This provision contains a statutory version of the "discovery rule" described earlier, as well as generous extensions to the limitations period based upon incurring or paying response costs, or providing notice to the potential defendants under G.L. c. 21E, 4A. Because the intent of the statute generally is to encourage private party clean-ups of contaminated sites, the limitation period for recovering those costs is based upon when they were paid or incurred, or when notice to another responsible party is given. It appears the legislature has provided every opportunity to ensure that persons who undertake response actions have a clear and available avenue of recovery. However, it should be noted in instances where the claimant is seeking reimbursement for costs paid, the Supreme Judicial Court has intimated that there may be more than one "accrual date" under §11A(2), each starting from the date of payment. Oliveira v. Pereira, 414 Mass. 66, 73-74, n. 11 (1992). Recently, the Appeals Court expanded Pereira and more severely restricted the time period available to recover response costs in Buss v. McElhiney, No. 96-P-310 (August 15, 1997, Memorandum and Order Pursuant to Rule 1:28).

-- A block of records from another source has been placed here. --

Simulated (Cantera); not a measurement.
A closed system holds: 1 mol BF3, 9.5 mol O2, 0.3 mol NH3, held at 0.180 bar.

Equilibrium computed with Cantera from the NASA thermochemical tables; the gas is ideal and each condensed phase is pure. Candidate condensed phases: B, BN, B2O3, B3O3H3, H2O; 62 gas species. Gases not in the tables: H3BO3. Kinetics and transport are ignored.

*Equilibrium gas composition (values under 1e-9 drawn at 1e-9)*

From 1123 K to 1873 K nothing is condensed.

In Buss, the Court broadly stated "[a]n action under §4 must be brought within three years of when cleanup costs were paid" (emphasis added). The Court cites Oliviera, supra, as well as G.L. c. 21E, §11A. Even though Buss was a pre-1992 Amendment case, the Court specifically states in footnote 8 that the enactment of §11A would "not change [its] analysis." The Court only considered recoverable those costs that were paid within three years of the filing of the claim. This appears to directly contradict the language in §11A(2) which states an action must be brought "within three years after the person bringing the action incurs all response costs ... or within three years after sending notice pursuant to the first paragraph of section four A, whichever is later." §11A(2).
B. Section 5 Claims
M.G.L. c. 21E, §5(a) provides that any person may bring an action "for damage to his real or personal property incurred or suffered as a result of such release or threat of release" against a liable party as described under §5(a). Prior to the 1992 Amendments, courts had applied the three year tort statute of limitations and "discovery rule" to such claims. Oliveira, 414 Mass. at 72-73. The 1992 Amendments contain a statutory hybrid of the "discovery rule" in §11A(4):
Actions by persons other than the Commonwealth to recover for damage to real or personal property shall be commenced within three years after the date that the person seeking recovery first suffers the damage or within three years after the date the person seeking recovery of such damage discovers or reasonably should have discovered that the person against whom the action is being brought is a person liable pursuant to this chapter for the release or threat of release that caused the damage, whichever is later. G.L. c. 21E, §11A(4).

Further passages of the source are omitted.